Today there are a lot of rollups and the most expensive part of the transaction price - is the fees for publishing calldata. And we are going to develop a toolset that will make rollups much cheaper.
It will be the compression algorithm realized in zero-knowledge proofs. It can be easily integrated into any zk rollup(and with some modifications in optimistic). It's a special compression algorithm that will work very effectively with storage transition data.
Of course, this algorithm can be used for any other tasks, as you can easily prove compression correctness with zero-knowledge proofs.
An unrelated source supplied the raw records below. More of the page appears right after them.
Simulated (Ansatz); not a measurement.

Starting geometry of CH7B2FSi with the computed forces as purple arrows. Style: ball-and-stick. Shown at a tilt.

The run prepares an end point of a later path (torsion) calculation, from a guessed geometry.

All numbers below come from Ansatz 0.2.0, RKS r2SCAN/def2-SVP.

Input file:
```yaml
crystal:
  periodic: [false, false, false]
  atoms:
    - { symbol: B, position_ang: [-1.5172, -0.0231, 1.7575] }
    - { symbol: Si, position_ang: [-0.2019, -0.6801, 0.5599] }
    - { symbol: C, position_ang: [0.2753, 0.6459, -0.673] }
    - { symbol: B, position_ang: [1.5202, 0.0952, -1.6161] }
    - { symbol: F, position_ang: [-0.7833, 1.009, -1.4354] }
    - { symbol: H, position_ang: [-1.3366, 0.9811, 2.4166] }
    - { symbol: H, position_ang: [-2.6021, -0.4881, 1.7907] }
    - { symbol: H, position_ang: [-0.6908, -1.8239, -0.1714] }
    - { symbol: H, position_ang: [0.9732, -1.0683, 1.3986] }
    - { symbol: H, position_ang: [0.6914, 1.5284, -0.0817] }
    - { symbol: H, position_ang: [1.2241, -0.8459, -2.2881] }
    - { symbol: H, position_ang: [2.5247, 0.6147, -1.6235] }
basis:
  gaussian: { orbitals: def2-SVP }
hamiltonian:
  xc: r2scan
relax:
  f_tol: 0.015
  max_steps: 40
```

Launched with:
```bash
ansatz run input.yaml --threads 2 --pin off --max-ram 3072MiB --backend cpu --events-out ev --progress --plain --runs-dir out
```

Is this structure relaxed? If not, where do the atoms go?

We want to make an algorithm that will be efficient with storage transition data. ZK rollups with contracts(or some other way for state interaction) usually use the next(or similar) format for storage transition records:
(address, key, new_value)
.
But actually, most of the contracts are written on solidity and vyper. And they used the first storage slots for non-dynamic state variables. So actually most of the keys in storage transition are really small numbers(start with zeroes in binary format). We can encode the key like one byte for a number of zero bytes and then the non-zero part. When the number of zero bytes == 0 we can just write the key without such optimization.
Let's tell about dynamic arrays, strings, and bytes(Note: from this point, we will not explain what to do with strings, because strings are totally the same in storage with bytes). For dynamic arrays and bytes with size > 31, you can compute the slot of an element like keccak256(small_slot_number) + some_small_value
, these two values can be compressed with the same algorithm as for static state variables(because they are usually so small). So you are saving the preimage of keccak256 and offset instead of the slot number.
The only data type not covered - is mappings, unfortunately for computing slot numbers you also should use keccak256, but preimage can be determined only at runtime. So it's a potential idea to improve, but for now not been implemented.
And some more info about nested dynamic types. We will not compress nested structures because they can be very expensive in circuits. In the future, we can support nesting for a few levels, but actually deep nesting - is not a popular case.
Address - the first bytes of keccak256
output. So usually it's not a small number. But often a few storage slots can be changed in one transaction or can be just some popular contract whose address can be written many times in storage transitions data. So here good decision to use something like a dictionary, you can just map the address value to some number and then save the address in compressed data like a number that refers to the address.
Case with values not so clear. But sometimes the value is so small (for example balance of some token, that uses uint256, but often it's just a few bytes). So we will use here the same algorithm as for keys.
Let's introduce type byte
term.
Every variable in encoded data will start with such byte and then you can uncompress data by this byte:
- value == 0 - then it's just uncompressed 32-bytes value(key, value)
- value == 1 - uncompressed 20-bytes value(address)
- value == 2 - the next bytes contain two values
preimage
andoffset
which are encoded like in 5-th type. And you can compute original values likekeccak256(preimage) + offset
. - value == 3 - the reference to some dictionary value. How dictionary value is stored will be explained below.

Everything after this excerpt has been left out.